PGGM actuary disagrees with ING pension proposal
NETHERLANDS – An actuary at 53 billion-euro Dutch health care pension fund PGGM says he does not agree with a proposed new type of pension system put forward by a top executive of ING.
PGGM’s Willem Eikelboom, in a newspaper article, has criticised the proposal of Diederik Laman Trip, chairman of the management committee of ING in the Netherlands.
Laman Trip had called for a new type of pension system, based on so-called defined benefit and defined contribution methods, largely for the salaries exceeding modal levels.
The aim was to make the Dutch pension system more robust against financial and stock market risks, by changing current employment time-related pensions to a pension system based on available premiums. According to Laman Trip this would not have any negative repercussions for pension levels and pension security in the future.

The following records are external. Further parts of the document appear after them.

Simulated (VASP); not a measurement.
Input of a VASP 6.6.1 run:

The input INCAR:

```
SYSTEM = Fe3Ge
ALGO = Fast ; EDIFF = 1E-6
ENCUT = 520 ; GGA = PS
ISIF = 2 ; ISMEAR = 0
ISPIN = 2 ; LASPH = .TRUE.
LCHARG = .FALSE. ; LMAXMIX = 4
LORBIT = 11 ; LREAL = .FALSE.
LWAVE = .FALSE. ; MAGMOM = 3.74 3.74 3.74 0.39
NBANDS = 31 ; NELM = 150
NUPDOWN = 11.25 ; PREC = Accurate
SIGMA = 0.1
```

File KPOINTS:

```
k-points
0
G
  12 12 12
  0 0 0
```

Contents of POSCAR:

According to Eikelboom, a shift in risks would doubtless happen – with negative repercussions. In the current pension system short-term risks, such as inflation and return on investments, are being covered between employers and employees.
For Laman Trip’s vision it is justified to put the full burden of these risks for employees with above modal salaries on the shoulders of the individual contributors.
Eikelboom points out that currently within pension funds these risks are spread between all social partners. “Collective solidarity is one of the backbones of a pension fund to cover potential risks, especially if related to short-term risks.”
He said the Dutch Scientific Council for Government Policy assessed the defined benefit and defined contribution systems in 2000.
According to the council, the solidarity in pension build-up is more effective than individually based systems.
In 2004 this is still the council’s stance - especially in the defined benefit the indexation ambition is a part of the financing scheme. Financial buffers were still a part of the current pension law.
He added that individual pension systems lack this factor and that DC systems will not have a financial buffer at all - which results in a lower pension security.
To counter this possible risk an individual pension system will have to increase its contributions. The implementation of this system will definitely result in a lower robustness of the Dutch pension system according to Eikelboom.